NAM to State Department: End “Conflict Minerals” Mandate

The “conflict minerals” disclosure provision of the Dodd-Frank Act has failed to stem violence in the Democratic Republic of Congo and discouraged American private-sector investment in the region and should be phased out, the NAM told the Trump administration this week.
What’s going on: “The NAM greatly appreciates the Trump administration’s diplomatic efforts to promote American access to critical minerals and to bring peace and prosperity to central Africa,” the NAM told the State Department on Thursday.
- “To further these goals, we encourage the Trump administration to consider invoking the statutory sunset provision in Section 1502.”
- Alternatively, the NAM urges the administration to support legislation to repeal this costly disclosure mandate.
The background: The Securities and Exchange Commission’s conflict minerals rule, which was mandated by Section 1502, requires public companies in the U.S. to annually disclose whether their products contain four minerals (gold, tin, tungsten and tantalum) mined in the DRC or adjoining nations ( Forbes.com).
- The DRC has become a focal point of the administration as President Trump seeks alternatives to China for critical minerals.
- The administration has worked simultaneously to broker peace in the area.
Violence continues: Though the intent of the conflict minerals provision was to stop the violence in the eastern DRC, “conditions … have not measurably improved” since the rule took effect, the NAM said.
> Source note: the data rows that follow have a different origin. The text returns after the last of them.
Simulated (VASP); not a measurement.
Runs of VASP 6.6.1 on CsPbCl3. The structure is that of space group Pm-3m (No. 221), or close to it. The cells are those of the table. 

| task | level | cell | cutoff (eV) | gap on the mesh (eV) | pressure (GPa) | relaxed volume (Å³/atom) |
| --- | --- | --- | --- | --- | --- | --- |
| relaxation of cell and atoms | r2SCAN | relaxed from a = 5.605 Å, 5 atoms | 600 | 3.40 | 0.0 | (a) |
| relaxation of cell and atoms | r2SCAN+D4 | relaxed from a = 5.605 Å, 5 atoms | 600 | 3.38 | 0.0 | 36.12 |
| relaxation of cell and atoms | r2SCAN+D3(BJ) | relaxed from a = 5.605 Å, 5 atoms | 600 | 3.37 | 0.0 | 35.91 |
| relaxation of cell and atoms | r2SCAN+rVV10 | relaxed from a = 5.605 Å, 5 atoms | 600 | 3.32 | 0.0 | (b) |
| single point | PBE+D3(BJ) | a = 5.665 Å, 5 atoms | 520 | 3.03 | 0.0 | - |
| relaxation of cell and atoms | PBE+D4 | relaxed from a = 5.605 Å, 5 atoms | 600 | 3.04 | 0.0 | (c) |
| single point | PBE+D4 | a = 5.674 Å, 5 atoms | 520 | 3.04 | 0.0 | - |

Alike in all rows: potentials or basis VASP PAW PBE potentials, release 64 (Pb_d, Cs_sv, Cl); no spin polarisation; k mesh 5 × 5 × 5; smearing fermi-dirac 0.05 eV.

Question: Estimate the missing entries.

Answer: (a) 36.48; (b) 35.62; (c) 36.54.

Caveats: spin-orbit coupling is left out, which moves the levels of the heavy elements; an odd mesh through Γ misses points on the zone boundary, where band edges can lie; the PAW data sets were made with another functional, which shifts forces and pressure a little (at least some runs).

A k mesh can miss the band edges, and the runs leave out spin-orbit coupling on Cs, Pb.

- In fact, a 2024 U.S. Government Accountability Office report “found that the conflict minerals rule ‘was associated with a spread of violence, particularly around informal, small-scale gold mining sites,’” the NAM continued.
Compliance costs: The provision has also added “staggering” compliance costs for U.S. industry. In 2011, the NAM estimated it would cost U.S. industry between $9.4 billion and $16 billion initially to comply with this mandate, plus ongoing due diligence and reporting costs.
- For example, the NAM wrote, “In 2017, a large NAM member company reported that it incurs $2 million in [Section 1502] compliance costs each year and its ongoing due diligence efforts require as many as 4.5 full-time equivalent employees.”
- The mandate has also prompted “many U.S. companies, their primary suppliers, and smelter operators … [to conclude] that it makes more sense to refrain from obtaining any minerals from the Congo region.”
What should be done: Section 1502 of the Dodd-Frank Act should be phased out, the NAM concluded.
- “After 15 years of failing to end violence in the DRC, forcing U.S. companies to incur billions of dollars in compliance costs and reducing U.S. supply chain resilience, it is time to end this mandate and try a different approach, including greater U.S. investment and continued diplomatic pressure,” said NAM Senior Director of Corporate Finance Policy Ted Allen and Vice President of Domestic Policy Jake Kuhns.